4 May 2026, 11:45

Ukraine Among IMF Top Debtors: Why $15 Billion Is Not a Threat to the Economy

Символічне зображення фінансових показників та бюджетної стабільності України

Ukraine has become the second-largest debtor to the IMF globally, trailing only Argentina. According to the official IMF statement, the country maintains a productive dialogue with the Fund despite the challenges of a full-scale war. The current debt stands at approximately $15.48 billion, a necessary measure to ensure macroeconomic stability and cover the massive costs of national defense and social welfare.

Financial experts argue that being a major debtor during wartime should not be viewed as an economic failure. As Oleksandr Okhrimenko, President of the Ukrainian Analytical Center, points out, these loans are survival tools. While the state directs resources to repel aggression, international financial aid helps prevent uncontrolled currency inflation. NBU Governor Andriy Pyshnyy confirms that the current level of international reserves ensures that the situation remains under full control.
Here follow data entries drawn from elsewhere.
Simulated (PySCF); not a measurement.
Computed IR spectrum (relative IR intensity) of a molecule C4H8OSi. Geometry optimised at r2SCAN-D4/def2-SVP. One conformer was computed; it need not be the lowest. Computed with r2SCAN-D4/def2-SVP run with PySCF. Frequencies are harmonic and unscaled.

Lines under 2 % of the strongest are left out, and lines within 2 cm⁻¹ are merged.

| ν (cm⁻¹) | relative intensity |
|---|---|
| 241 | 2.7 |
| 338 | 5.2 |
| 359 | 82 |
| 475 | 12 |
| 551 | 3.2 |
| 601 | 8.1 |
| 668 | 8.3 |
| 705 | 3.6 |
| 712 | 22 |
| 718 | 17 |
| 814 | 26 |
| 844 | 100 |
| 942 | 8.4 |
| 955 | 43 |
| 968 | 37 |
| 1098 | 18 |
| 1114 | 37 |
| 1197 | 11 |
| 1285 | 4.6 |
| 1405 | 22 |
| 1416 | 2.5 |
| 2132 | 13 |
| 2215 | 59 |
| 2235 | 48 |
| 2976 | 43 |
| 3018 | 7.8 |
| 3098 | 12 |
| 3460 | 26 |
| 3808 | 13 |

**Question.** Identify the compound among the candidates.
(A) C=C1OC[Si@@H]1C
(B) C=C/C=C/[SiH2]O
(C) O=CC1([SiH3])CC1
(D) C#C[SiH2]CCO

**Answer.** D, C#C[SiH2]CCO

Comparing Ukraine’s debt profile to those of Argentina or Egypt is misleading. Argentina suffers from chronic structural mismanagement, whereas Ukraine’s debt consists largely of concessional loans provided by G7 nations, the EU, and the US as part of global security support. Crucially, these loans come with low interest rates (1-3% annually), and major repayment obligations have been deferred to the 2030s, significantly easing the fiscal burden in the coming years.

Vasyl Furman, a member of the NBU Council, emphasizes that the long-term nature of these agreements provides the necessary breathing room. Meanwhile, Hlib Vyshlinsky, Executive Director of the Centre for Economic Strategy, notes that these are not market-driven debts in the traditional sense, but political commitments aimed at preventing a total economic collapse. Independent experts agree that because these debts are serviced primarily through external aid, they do not deplete the state’s hard currency reserves or impose excessive tax burdens on local businesses.

Ultimately, while the debt-to-GDP ratio appears high, it is a deliberate choice for financial endurance. As Ukraine continues to successfully implement IMF program requirements, the international community views these loans as a strategic investment in regional stability. The resilience of the Ukrainian financial system throughout the conflict has proven its capacity to manage debt while preparing the ground for future recovery and long-term economic growth.